EP buildings as propaganda
EP buildings as propaganda
This week, all Euro-MPs and their assistants received a letter from the Secretariat of the European Parliament. In the letter it was stated that from now on it would be forbidden to continue using abbreviations for the EP’s buildings, each of which is named after one of the European Union’s founders. By using these names in full we would be contributing to the name-recognition of these founders, which is of course important to a feeling of European togetherness. Can this get any dafter?
When you first arrive in the European Parliament, you’re pretty sure to get lost. The architect who designed the buildings was concerned principally with their immense size and didn’t really give much thought to the question of how you might most quickly and easily get from A to B.
The designers also considered that all of these different buildings, joined to each other by means of corridors great and small, ought to have different names. Each of the four principal buildings in Brussels carries the name of one of the European founding fathers (all of whom were indeed male): Spaak, Spinelli, Antall en Brandt. It was the designers’ fervent wish that young people would want to know just who these people were, which would then lead to fascinating discussions about European cooperation. In practice, however, the (Paul-Henri) Spaak building became the PHS building and (Altiero) Spinelli ASP. And so the entire planet descended into a fog, because who on earth knows what ASP stands for?
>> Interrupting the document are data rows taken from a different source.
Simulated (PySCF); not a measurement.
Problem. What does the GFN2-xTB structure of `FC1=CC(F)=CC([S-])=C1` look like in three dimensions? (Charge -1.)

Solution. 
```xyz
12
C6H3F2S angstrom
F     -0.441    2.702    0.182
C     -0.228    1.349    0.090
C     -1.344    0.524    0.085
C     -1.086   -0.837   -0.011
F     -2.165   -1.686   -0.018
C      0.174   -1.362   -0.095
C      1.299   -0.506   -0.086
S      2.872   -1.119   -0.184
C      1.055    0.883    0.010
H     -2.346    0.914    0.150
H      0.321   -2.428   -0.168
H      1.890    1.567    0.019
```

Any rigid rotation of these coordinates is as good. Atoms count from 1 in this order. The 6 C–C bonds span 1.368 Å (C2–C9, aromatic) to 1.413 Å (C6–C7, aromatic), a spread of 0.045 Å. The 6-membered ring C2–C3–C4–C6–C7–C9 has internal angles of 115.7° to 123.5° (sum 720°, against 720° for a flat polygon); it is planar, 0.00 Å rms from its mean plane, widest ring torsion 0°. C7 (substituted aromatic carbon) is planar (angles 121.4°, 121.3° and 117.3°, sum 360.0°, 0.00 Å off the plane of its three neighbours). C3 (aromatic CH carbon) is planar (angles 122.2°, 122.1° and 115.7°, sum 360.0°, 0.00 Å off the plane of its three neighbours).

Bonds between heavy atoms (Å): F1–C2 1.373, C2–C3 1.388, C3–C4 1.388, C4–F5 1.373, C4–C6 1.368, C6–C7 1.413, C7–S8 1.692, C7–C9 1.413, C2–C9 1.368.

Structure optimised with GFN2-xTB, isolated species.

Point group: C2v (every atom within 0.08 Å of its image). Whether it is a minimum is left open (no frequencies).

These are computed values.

The measure proposed is senseless. Nobody is going to write out these names in full in a letter or an email, definitely not in these twitter times. I’ve got a better idea: let’s call the buildings after where they stand in relation to each other – North, East, West, South and so forth. And have the building services provide normal signposts, because it’s rather strange if, as things stand now, even Members of the European Parliament who have been working for two years in the EP, still have to ask the way.